While there are resources are in place to help prevent the kind of tragedies that played out over a one-week period in Kansas City, Mo., and Dallas, the challenge lies in getting NFL players to use them.
"Men in general don't like talking about the things that trouble them the most," said Lamonte Winston, the Raiders' director of player engagement. "You get men in this environment of a competitive nature, and around their peers, it's a lot easier to stick your head in the sand. It's a lot easier to have secrets."
On Dec. 1, Kansas City Chiefs linebacker Jovan Belcher shot and killed his girlfriend, Kasandra Perkins, then drove to the team facility and committed suicide in the presence of head coach Romeo Crennel, general manager Scott Pioli and linebackers coach Gary Gibbs.

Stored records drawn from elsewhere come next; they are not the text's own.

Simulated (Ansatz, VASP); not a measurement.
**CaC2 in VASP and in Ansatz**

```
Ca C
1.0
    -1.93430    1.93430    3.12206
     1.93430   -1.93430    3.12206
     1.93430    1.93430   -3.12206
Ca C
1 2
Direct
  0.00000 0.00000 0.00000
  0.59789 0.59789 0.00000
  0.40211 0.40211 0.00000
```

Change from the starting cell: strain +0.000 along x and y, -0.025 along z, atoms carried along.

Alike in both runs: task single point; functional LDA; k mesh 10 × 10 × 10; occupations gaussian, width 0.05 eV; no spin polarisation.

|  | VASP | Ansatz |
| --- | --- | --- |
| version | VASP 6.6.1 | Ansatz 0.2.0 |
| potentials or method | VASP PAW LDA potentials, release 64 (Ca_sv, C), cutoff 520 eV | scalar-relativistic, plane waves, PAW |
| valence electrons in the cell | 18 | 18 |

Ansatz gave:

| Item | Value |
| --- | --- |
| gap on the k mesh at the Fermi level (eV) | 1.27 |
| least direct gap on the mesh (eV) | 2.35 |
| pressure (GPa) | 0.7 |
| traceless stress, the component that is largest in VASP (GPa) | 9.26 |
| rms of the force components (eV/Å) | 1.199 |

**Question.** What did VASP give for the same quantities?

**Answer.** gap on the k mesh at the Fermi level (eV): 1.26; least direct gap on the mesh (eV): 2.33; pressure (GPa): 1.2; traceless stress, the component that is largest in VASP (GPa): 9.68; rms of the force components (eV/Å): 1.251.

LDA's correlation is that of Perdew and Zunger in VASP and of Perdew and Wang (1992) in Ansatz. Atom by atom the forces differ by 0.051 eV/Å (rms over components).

A week later, Cowboys practice squad linebacker Jerry Brown Jr. was killed when a car driven by teammate Josh Brent struck a curb and flipped. The two had been at a Dallas club, and Brent was arrested and charged with intoxication manslaughter.
The two events illustrated many of the issues that are addressed each year at the NFL rookie symposium -- spousal abuse, alcohol abuse, depression, possession of firearms and making responsible decisions.
Winston has spent 25 years in player development, including 17 years with the Chiefs. An annual award given by the league that recognizes the NFL's most outstanding player development program is called the
Raiders general manager Reggie McKenzie hired Winston to the newly created position of director of player engagement, with former director of squad development Willie Brown becoming a team ambassador.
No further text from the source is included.